Leadership vs Coaching. What’s the difference?
Which is better? Leadership or Coaching?
What does your organisation need to be using?
First, let’s take a look at what each is.
Coaching
In every great story, a hero is looking for a guide to overcome a villain.
And not just any guide.
They are looking for a guide with a plan.
They are Luke Skywalker, looking for a Yoda to give them guidance to battle, and win against Darth Vader.
You can think of coaches as guides.
Coaching is a professional relationship that helps people produce extraordinary results in their lives, careers, businesses or organisations, helping them bridge the gap between where they are now and where they want to be. Coaches partner with their clients to design the life they want, bring out their clients own brilliance and resources to achieve excellence and create purposeful, extraordinary lives.
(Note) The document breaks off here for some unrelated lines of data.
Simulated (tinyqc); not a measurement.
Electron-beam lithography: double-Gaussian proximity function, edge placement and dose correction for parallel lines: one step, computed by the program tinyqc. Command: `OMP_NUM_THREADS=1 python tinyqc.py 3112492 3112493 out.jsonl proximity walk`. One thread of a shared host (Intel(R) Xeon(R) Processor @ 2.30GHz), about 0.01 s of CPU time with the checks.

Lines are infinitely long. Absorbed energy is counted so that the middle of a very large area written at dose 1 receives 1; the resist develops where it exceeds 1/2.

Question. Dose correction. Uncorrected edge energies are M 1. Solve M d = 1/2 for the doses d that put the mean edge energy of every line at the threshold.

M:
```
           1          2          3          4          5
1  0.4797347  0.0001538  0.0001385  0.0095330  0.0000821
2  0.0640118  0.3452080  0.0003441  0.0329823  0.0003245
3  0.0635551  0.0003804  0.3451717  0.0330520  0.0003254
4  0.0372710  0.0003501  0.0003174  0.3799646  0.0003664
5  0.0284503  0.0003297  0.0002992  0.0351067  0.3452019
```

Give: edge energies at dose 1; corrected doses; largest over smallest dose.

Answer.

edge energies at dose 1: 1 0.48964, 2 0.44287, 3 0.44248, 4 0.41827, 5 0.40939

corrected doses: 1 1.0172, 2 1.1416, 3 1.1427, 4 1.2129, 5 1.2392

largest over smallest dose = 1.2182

By creating clarity, coaching moves the client into action, accelerating their progress by providing greater focus and awareness of all the possibilities which exist to create fulfilling lives.
Coaches honour the client as the expert in their life and work and believe every client is creative, resourceful and whole.
It’s the coach’s responsibility is to:
Discover, clarify, and align with what the client wants to achieve.
Encourage client self-discovery.
Elicit client-generated solutions and strategies.
Hold the client responsible and accountable.
Ask the client quality questions.
Help the client learn and develop new skills.
Get the client back on track when they are derailed or stuck.
Coaching is a process that can be offered in different situations and different environments based on the needs of the individual.
This process helps clients dramatically improve their outlook on work and life while improving their leadership skills and unlocking their potential.
Leadership
Leadership is delivering outcomes through people.
Leadership is the art of motivating a group of people to act toward achieving a common goal.
In a business setting, this can mean directing workers and colleagues with a strategy to meet the company’s needs.
The person who successfully marshals their human collaborators to achieve particular ends is a leader.
A great leader is one who can do so day after day, and year after year, in a wide variety of circumstances.
An outstanding leader is also an expert motivator, project manager, strategist and performance strategist.
So then, which is better? Leadership or Coaching?
It depends on the needs of your organisation.
And the skill sets of the people within it.
Whether they are best suited to being guides or leaders.
And, of course, those who will be receiving the leadership or guidance.
It’s a matter of putting a microscope on your organisation at all levels, assessing the skills sets vs. needs within, and going from there.
The new norm? The leader, or manager, is a coach.
Rapid, constant, and disruptive change is now the norm, and what succeeded in the past is no longer what will succeed in the future. It’s just impossible for one person to have all the right answers and ignorant to think they do. To cope with our new norm, companies are moving away from traditional command-and-control practices and toward something very different: a model in which managers give support and guidance rather than instructions, and employees learn how to adapt to constantly changing environments in ways that unleash fresh energy, innovation, and commitment.
When people are guided, self-directed and empowered, the results are extraordinary.
Coaching with leaders and organisations is often cited as a highly valuable tool for developing people and businesses.
The Institute of Coaching cites that over 70% of individuals who receive coaching benefited from improved work performance, relationships and more effective communication skills. They also reported that a huge 86% of companies feel that they recouped the investment they made into coaching plus more on top. Studies show that coaching is effective at reducing procrastination and facilitating goal attainment, and there is a growing body of empirical research that supports the findings that business coaching does facilitate goal achievement.
The key takeaways?
Know your staff.
Know their competencies.
Know their needs and optimal development and learning styles.
And empower them.
Also, hire more people with coaching skills.
Understand how to get the outcomes and vision of the company delivered in the most efficient, effective way possible through its people.